Sunday, December 6, 2009

Review: Tokyo Zero, by Marc Horne (Free-E-Day Fallout #3)

In my last post about the Safe Holiday Guide and my own half-baked Operation Indie Christmas notion (and apologies for my un-PC use of the term Christmas, please feel free to substitute whatever phrase best suits your particular set of superstitions), I talked about giving indie books away as presents.

If you're interested in doing this yourself and are open to suggests, I'd like to recommend Marc Horne's novel Tokyo Zero, which is listed on the Safe Holiday Guide and partly why I was inspired to cook up this scheme in the first place (I have someone in mind who I think would love the book).

If you're interested in sampling the novel yourself, Marc just posted a new edition over at Feedbooks as his contribution to Free-E-Day with a spiffy new cover and an "author's commentary" appendix.  And if you want to gift it, you can buy a paper copy at Amazon and enjoy all the benefits of making commerce with a corporate powerhouse, like "supersaver shipping" and "oneclick buying" and all that good stuff.

Here's a review, 'cause that's how I roll.  And fair warning - this is one of those irritating, pretentious reviews that starts of talking about something else completely unrelated to the matter at hand, but bear with me.

Tokyo Zero by Marc Horne

Back when I was living in Los Angeles, I used to go to this really cool little comic shop in Culver City called Comics Ink.  There was a clerk who worked there - Adam, I think, but memory fails, as that was a lot of drugs and scotch ago - who I heard, on more than one occasion, berate customers by saying: "If you're not reading Powers, then why the hell did you even learn to read?"  Now I didn't necessarily share his enthusiasm for that title specifically, but I always loved the notion that a book might be so good that not reading it is in some way squandering your literacy.

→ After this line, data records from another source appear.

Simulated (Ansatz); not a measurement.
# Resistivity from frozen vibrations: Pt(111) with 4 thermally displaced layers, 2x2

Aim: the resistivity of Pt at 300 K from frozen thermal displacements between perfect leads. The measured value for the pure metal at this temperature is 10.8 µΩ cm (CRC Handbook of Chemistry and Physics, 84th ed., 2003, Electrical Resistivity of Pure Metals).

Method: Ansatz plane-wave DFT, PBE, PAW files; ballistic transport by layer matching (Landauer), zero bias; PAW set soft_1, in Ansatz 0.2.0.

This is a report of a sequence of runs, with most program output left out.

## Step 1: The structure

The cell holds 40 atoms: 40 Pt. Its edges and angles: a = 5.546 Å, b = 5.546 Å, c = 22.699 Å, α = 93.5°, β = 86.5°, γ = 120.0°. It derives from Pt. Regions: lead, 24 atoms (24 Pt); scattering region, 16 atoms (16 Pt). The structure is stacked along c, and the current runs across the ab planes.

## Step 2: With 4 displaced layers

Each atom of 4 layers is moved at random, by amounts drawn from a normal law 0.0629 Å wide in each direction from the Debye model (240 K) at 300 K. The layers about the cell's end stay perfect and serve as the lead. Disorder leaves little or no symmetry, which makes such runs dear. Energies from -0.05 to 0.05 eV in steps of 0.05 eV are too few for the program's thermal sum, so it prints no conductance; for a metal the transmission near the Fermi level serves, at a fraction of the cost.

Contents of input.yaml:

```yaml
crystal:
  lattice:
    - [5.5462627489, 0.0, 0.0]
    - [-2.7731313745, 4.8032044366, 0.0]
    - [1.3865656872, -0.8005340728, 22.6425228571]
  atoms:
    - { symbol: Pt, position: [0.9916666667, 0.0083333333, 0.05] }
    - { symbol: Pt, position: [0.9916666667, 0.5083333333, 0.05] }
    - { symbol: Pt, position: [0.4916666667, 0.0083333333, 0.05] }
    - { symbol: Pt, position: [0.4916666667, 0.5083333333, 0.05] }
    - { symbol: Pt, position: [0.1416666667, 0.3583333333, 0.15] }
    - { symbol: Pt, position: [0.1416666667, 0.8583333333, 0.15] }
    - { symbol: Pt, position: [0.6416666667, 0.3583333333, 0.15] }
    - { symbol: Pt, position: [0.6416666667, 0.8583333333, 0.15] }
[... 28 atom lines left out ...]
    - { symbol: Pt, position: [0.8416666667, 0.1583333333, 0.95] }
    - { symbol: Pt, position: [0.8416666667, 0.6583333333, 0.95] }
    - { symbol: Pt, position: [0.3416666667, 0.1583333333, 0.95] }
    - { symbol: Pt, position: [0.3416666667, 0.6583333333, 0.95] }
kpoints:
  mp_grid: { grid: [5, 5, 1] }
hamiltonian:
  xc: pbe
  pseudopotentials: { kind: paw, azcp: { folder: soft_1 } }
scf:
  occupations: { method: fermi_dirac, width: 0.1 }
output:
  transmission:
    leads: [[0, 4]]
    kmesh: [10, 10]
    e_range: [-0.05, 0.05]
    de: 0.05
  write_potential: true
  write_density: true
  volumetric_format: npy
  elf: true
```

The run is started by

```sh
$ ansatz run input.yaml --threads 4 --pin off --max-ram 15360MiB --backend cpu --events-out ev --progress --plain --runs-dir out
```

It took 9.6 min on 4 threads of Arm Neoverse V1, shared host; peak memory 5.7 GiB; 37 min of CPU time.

Tokyo Zero is so good that, if you haven't read it, you may in fact be squandering your literacy.

Ostensibly a thriller, it starts off feeling more like a travelogue about a westerner's first observations about Tokyo, then starts cooking with a nice, tight little plot about the planning of a terrorist attack - inspired by Aum Shinrikyo sarin gas attacks in '95.  But the overall structure of the book is like a whirlpool, and soon everything speeds up, frantically and furiously, with crazy shit being tossed at your head around every corner - great big chunks of sci-fi, eastern mysticism, posthumanism, and conspiracy theory.

Seriously, this is the kind of novel that takes you by surprise,  sneaks up on you in a dark alley.  You're plodding along pleasantly, enjoying some adroit observations on Tokyo that deftly straddle the middle ground between hollow reverentialism  and ugly-American criticism, and then BAM - you suddenly realize you're alone in a subway car with a footless cult leader who's telling you the real story behind Judas's betrayal of Jesus.

Because make no mistake about it - this is a novel in every sense of the word.  Characters evolve and develop over time, the plot is advanced gradually in hints and teases, and the book that you finish is not the same book you thought it was when you started reading.  It's the type of story that you have to set aside your 21st Century Web 2.0 micro- nano- attention span for and let the work take its time revealing its many faces to you.

Recommended if You Like...

Marc once described it, tongue-in-cheek, as "Lost in Translation meets Fight Club"; the whole time I was reading it, I kept thinking about The Invisibles.  If there's someone on your gift list who likes any of those, you won't go wrong with Tokyo Zero.

And yeah, The Invisibles makes two comic book references in one post - deal with it.